Moody’s: Oil prices will remain at $40-$60 per barrel in 2018, despite OPEC cuts extension

Moody’s, the US-based ratings agency, is out with its latest oil outlook report, titled ‘2018 credit trends report for the global oil and gas industry’, noting the following.

Oil prices will remain at $40-$60 per barrel in 2018 despite the extension of OPEC-led production cuts through the end of the year.

Higher prices within or above that range will see supply grow as countries lessen their compliance with production quotas and US shale production continues to increase.

Meanwhile, abundant supplies of US natural gas will constrain prices, even while demand goes up.

Global demand for oil will continue to grow through 2040, with light vehicle oil demand growth peaking by 2030.

Global oil industry to focus on disciplined investment, M&A for growth in 2018.

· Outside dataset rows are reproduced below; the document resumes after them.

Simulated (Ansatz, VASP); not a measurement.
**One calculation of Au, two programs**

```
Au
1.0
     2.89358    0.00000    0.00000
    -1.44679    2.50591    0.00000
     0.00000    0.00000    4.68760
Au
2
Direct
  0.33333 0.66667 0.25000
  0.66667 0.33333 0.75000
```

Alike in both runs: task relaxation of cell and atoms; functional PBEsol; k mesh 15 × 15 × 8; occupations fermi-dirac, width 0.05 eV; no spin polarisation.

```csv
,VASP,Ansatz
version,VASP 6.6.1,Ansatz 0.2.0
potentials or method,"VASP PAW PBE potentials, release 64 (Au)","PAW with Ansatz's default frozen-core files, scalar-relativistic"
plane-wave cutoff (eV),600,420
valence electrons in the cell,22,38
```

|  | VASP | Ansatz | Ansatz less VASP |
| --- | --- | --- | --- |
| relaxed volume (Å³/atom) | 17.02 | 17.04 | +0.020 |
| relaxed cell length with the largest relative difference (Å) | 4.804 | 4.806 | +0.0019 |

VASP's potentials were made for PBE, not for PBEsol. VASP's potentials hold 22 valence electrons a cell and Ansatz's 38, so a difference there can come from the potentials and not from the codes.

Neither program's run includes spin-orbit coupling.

Terry Marshall, a Moody's Senior Vice President, "Political unrest in the Middle East, alongside assumptions of OPEC extending its agreement to cut production, helped to bolster oil prices in late 2017. Yet even with these factors offering a boost, prices will likely remain range-bound, and possibly volatile, on a combination of increasing US shale production, reduced but still significant global supplies, and potential non-compliance with agreed production cuts -- especially if demand growth is more tepid."